🤖 AI Summary
Activation function selection has long relied on heuristic experience without rigorous theoretical foundations, particularly regarding stability and expressivity trade-offs.
Method: We propose the first nine-dimensional integral feature system unifying stability and kernel properties to jointly characterize expressivity and dynamical stability. Our framework integrates Gaussian propagation statistics, Lyapunov dynamical analysis, dimension-free Hessian bounds, and total variation-based smoothness measures, yielding an affine reparameterization-invariant classification scheme with provable dynamic stability guarantees.

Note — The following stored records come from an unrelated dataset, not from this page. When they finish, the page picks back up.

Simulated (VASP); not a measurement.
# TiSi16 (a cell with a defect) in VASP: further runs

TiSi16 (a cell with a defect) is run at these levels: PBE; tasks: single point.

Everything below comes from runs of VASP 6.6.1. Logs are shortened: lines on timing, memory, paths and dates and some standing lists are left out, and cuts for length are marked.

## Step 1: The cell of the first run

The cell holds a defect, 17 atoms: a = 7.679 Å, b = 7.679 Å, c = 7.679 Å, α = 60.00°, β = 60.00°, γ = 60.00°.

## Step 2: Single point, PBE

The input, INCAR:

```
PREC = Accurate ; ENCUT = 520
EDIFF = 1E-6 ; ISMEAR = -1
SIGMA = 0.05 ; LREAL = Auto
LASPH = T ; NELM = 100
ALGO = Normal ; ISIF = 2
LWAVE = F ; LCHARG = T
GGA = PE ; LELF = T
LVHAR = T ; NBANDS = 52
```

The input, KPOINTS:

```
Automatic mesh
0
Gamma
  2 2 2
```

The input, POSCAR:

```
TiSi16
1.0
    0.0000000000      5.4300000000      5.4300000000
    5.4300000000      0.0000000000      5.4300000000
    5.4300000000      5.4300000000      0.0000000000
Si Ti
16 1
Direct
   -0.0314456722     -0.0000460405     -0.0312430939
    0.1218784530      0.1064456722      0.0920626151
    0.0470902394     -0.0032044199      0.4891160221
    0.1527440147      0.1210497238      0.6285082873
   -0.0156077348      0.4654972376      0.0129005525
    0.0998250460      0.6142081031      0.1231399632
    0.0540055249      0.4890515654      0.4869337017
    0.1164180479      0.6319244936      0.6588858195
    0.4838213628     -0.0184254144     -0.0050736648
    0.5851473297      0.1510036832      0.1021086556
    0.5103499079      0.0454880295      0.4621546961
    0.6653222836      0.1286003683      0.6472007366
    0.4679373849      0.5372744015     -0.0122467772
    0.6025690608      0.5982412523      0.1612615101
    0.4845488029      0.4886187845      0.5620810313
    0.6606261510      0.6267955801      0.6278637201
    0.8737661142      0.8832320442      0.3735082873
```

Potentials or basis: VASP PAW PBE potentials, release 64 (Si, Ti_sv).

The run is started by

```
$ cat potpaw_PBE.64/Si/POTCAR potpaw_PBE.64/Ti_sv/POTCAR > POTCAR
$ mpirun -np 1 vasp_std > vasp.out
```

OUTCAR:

Results: The theory identifies a precise variance-stabilizing region, enabling sharp categorization of saturation-type, linearly growing, and smooth activation functions. Classification of eight mainstream activations—including ReLU, Swish, and GELU—aligns closely with Gauss–Hermite quadrature and Monte Carlo numerical validation. This work establishes the first theoretically grounded, provably stable criterion for activation function selection.
📝 Abstract
Activation functions govern the expressivity and stability of neural networks, yet existing comparisons remain largely heuristic. We propose a rigorous framework for their classification via a nine-dimensional integral signature S_sigma(phi), combining Gaussian propagation statistics (m1, g1, g2, m2, eta), asymptotic slopes (alpha_plus, alpha_minus), and regularity measures (TV(phi'), C(phi)). This taxonomy establishes well-posedness, affine reparameterization laws with bias, and closure under bounded slope variation. Dynamical analysis yields Lyapunov theorems with explicit descent constants and identifies variance stability regions through (m2', g2). From a kernel perspective, we derive dimension-free Hessian bounds and connect smoothness to bounded variation of phi'. Applying the framework, we classify eight standard activations (ReLU, leaky-ReLU, tanh, sigmoid, Swish, GELU, Mish, TeLU), proving sharp distinctions between saturating, linear-growth, and smooth families. Numerical Gauss-Hermite and Monte Carlo validation confirms theoretical predictions. Our framework provides principled design guidance, moving activation choice from trial-and-error to provable stability and kernel conditioning.